Wager of Law
WAGER OF LAW
A procedure for defending oneself that could be used in a trial before one of the ancient courts of England.
A defendant who elected to "make his law" was permitted to make a statement before the tribunal, swear an oath that it was true, and present one or more individuals who swore that they believed he had told the truth under oath. This was the predominant form of defense in the feudal courts, and it persisted for a time in the common-law courts.
It had originated in Anglo-Saxon England in the ties of kinship that bound people together in the period before the year 1000, a time when each man was responsible for the acts of his blood relatives. Later, kinship gave way to a more tribal affiliation and a loyalty to the place of one's birth. When disputes more often than not led to violence, it seemed natural that neighbors would band together. They aligned themselves with a neighbor who was accused in court and swore that in good conscience they believed he was telling the truth. The number of oath-helpers required depended on the defendant's rank and the character of the lawsuit. Eventually it became standard practice to bring eleven neighbors into court to swear for the defendant. The oath-helpers were called compurgators, and the wager of law was called compurgation.
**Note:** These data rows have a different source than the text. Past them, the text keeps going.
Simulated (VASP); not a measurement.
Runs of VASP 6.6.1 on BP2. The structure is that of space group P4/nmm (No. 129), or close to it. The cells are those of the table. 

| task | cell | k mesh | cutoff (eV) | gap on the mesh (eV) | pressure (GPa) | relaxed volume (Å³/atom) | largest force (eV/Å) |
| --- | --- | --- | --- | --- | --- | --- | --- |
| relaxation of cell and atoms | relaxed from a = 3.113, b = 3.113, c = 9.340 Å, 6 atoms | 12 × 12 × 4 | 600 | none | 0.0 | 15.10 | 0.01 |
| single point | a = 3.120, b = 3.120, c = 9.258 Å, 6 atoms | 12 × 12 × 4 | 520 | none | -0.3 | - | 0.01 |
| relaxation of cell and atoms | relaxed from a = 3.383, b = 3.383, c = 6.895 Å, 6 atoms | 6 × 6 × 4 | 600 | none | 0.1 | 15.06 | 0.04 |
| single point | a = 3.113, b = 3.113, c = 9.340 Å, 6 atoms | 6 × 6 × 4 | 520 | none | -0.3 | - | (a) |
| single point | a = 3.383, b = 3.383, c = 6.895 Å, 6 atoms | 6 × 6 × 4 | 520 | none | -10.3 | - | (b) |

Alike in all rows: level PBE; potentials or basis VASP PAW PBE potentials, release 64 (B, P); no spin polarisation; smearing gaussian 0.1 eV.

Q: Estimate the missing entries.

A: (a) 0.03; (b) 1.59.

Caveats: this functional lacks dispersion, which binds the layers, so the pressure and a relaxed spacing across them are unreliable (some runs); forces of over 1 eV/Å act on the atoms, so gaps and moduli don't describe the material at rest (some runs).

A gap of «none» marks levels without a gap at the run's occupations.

As the kings consolidated their power, suppressing violence and increasing the authority of the courts, the wager of law lost some of its ancient power and became a nuisance to litigants, who suspected that it frequently opened the door to false swearing. Different forms of action developed that did not permit the wager of law as a defense, and plaintiffs used them as much as possible. The procedure of wager of law had long since been obsolete when it was abolished during the reign of Henry IV (1399–1413).